We were told he would live forever
“We were told he would live forever,” a weeping friend told me, speaking about the death of Rav Philip Berg, the head of the controversial and dynamic L.A.-based Kabbalah Centre. Born Feivel Gruberger in New York City, Berg died Monday in Los Angeles. He was 86, and had been in poor health since a 2004 stroke.
With his wife Karen and their sons, Yehuda and Michael, Berg headed the influential Kabbalah Centre, taking it over from Yehuda Brandwein on the latter’s death in 1969. For decades, Berg’s goal was to bring Kabbalah to the masses. He wrote dozens of books designed to render a dense and esoteric discipline comprehensible to people with little or no religious instruction. Inspired by Karen – who often described herself as the Rav’s first student – in the early 1970s Berg began offering Kabbalah instruction to anyone who would accept it.
The early students were almost all Jewish, often young people raised in Orthodox families who had grown disaffected with the strictly observant practices of their parents. For a while, the Bergs lived in Jerusalem and concentrated on building the Centre there, living an observantly Orthodox lifestyle. Many of the Centre’s chevre (literally, friends) joined them here. The chevre, full-time volunteers, stayed with the Centre through a return to America in the 1980s and an eventual move to Los Angeles in 1992.
It was in L.A. that the Kabbalah Centre became a global cultural phenomenon, thanks to (non-Jewish) celebrity students like Madonna, Demi Moore, and Mick Jagger. As Michael and Yehuda Berg took on more responsibility for leading the Centre, more followers poured in – as did more controversy.
Critics in some sectors of the Jewish community were outraged over the Kabbalah Centre’s willingness to teach this ancient wisdom to non-Jews, while the haredim and others were outraged by the Centre’s insistence on teaching women alongside men. Others were troubled by the Centre’s unending money-making campaigns, which at their worst involved peddling a “Kabbalah Energy Drink” and similar schemes.

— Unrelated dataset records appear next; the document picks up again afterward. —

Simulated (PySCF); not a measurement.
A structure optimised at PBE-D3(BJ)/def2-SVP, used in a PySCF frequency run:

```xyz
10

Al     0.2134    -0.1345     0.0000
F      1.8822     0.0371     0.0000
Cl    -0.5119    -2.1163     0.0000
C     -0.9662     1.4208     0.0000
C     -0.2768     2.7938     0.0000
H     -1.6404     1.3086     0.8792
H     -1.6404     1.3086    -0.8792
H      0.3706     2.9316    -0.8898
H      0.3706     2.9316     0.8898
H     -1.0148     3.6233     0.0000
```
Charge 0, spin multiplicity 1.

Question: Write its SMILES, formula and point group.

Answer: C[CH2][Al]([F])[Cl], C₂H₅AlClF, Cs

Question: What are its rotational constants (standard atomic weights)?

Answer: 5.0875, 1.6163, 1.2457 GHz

Many of those same critics, however, ended up teaching Kabbalah – just not in the precise way that Berg and the Centre did. Whatever quibbles they might have had with his rabbinical training or his students or his particular pronouncements, countless rabbis from across the entire Jewish theological spectrum embraced Berg’s simple notion that Kabbalah was a way of engaging young Jews who otherwise found shul and its obligations to be dull or irrelevant. Kabbalah, as Berg was first to conceive it, was Judaism’s answer to the Enlightenment; to the Sixties; to the problem of modernity itself.
Kabbalah made good Jews better Jews, and it made non-Jews into more righteous human beings, or so Berg argued. All you have to do is see how many synagogues in Israel and the diaspora now teach Kabbalah to their congregants to realize that Berg was onto something big.
I studied Kabbalah at the Centre’s Los Angeles flagship location for a decade. The Centre drew me, a patrilineal Jew with Anglican impulses, and it drew my wife, a cradle Catholic. We joined the Centre a year before the Rav had his stroke, and were privileged to hear him lecture. Our children were given their Hebrew names by Rav Berg, and my son received his brit milah on the lap of a then-frail but still lively spiritual master.
While some will remember Berg as a divisive charlatan and others will revere him as a saint on par with the Lubavitcher Rebbe, I will remember the kind and gentle man who stroked my son’s cheeks during his brit. I will remember the man who, when I asked him to bless my wife and me with a child, replied with a kiss and the words “I’ll be hearing your good news soon.”
My wife and I are divorcing. I have left the Kabbalah Centre. I no longer study with the Rav’s family. But I love him yet. While his legacy will be debated for years to come, for me he was a dear teacher, and the world is poorer that we have him no longer.